Starting Monday, Bay Area Rapid Transit, or BART, began efforts to enhance public safety by mandating police and fare inspectors to work extra hours in the service’s busiest areas in order to “bolster their visible presence and enhance public safety,” according to a BART press release.
This effort, addressed in the Safety and Security Action Plan introduced by BART General Manager Grace Crunican in August, comes as a response to riders’ safety concerns and aims to “move illegal and rule violation activities off the trains and out of stations while deterring criminal activity,”according to the press release.
“We are taking concrete action in direct response to the concerns of our riders,” said Crunican in the press release. “Our riders want to see more employees on the trains and platforms and at the fare gates. This plan lets us immediately increase employee presence while we work to hire more police officers.”

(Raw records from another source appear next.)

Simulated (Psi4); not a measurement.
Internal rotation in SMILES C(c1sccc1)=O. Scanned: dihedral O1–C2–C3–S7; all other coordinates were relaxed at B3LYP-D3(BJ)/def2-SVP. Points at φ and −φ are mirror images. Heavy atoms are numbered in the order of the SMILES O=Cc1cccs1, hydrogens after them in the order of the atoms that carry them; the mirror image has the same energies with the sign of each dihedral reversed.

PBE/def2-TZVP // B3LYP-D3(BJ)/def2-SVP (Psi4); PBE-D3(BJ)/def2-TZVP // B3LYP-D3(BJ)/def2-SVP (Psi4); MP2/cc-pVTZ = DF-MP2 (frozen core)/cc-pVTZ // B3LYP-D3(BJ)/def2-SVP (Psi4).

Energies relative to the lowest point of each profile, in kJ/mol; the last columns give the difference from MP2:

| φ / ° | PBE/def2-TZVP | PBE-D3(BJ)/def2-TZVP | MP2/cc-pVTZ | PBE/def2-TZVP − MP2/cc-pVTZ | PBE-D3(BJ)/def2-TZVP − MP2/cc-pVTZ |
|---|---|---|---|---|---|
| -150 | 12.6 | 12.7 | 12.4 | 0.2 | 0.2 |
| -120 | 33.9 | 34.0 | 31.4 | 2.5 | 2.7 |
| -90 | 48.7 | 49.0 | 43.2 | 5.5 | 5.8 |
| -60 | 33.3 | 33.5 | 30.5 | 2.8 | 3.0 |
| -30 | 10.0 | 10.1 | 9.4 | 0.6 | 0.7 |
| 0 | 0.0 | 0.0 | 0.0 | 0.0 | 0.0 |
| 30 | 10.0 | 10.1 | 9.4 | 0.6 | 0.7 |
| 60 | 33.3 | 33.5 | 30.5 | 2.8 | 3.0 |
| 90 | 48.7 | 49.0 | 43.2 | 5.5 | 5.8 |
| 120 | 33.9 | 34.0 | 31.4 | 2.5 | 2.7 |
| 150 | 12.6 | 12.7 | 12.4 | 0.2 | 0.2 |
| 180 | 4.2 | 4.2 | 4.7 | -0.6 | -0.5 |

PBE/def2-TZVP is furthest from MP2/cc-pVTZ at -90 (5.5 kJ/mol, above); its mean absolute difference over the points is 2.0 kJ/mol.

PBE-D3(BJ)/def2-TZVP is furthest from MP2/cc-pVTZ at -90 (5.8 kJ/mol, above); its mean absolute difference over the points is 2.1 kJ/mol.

Regarding future budget proposals, according to the press release, Crunican will propose adding 19 new police officer positions to the budget for the next fiscal year which would increase police presence systemwide. According to the press release, the BART Police Department has already made significant gains in stepping up patrols due to an effort to bring the officer vacancy rate down from 41 percent to 20 percent. In the past two years, arrests have surged by 56 percent.
Efforts to make it difficult for fare cheats to bypass the fare gates have also been underway such as retrofitting stations with raised railings, adding alarmed swing gates, adding modifications to BART’s existing fare gates and installing upgraded camera systems, according to the press release.
The extra patrol and working hours come as a response to BART’s most recent satisfaction survey, which presented a drop in public safety according to BART communications officer Anna Duckworth.
The BART 2018 Customer Satisfaction Survey consisted of a random sampling of 5,292 riders onboard BART trains “during peak commute, off peak times, weekdays and weekends from September 11, 2018 through October 21, 2018,” according to the survey summary. According to the summary, the survey revealed that 56 percent of its riders are “satisfied overall” with BART’s services, a number that has declined from the 69 percent reported in 2016 and 74 percent reported in 2014.
According to the survey summary, the biggest declines in satisfaction was related to “quality of life issues” which include fare evasion enforcement, personal security in the BART system and the presence of BART police in stations.
“I guess it sounds reasonable to increase manpower before getting physical barriers in place. I didn’t realize this was a problem people (had with) turnstiles,” said BART passenger Mary McBride. McBride also questioned whether increased enforcement would deter anything from happening. She said that there were other questions that needed to be addressed.
According to Duck, BART had a $2.7 million budget to increase safety last year. The budget for designing and constructing safety improvements was $1.2 million.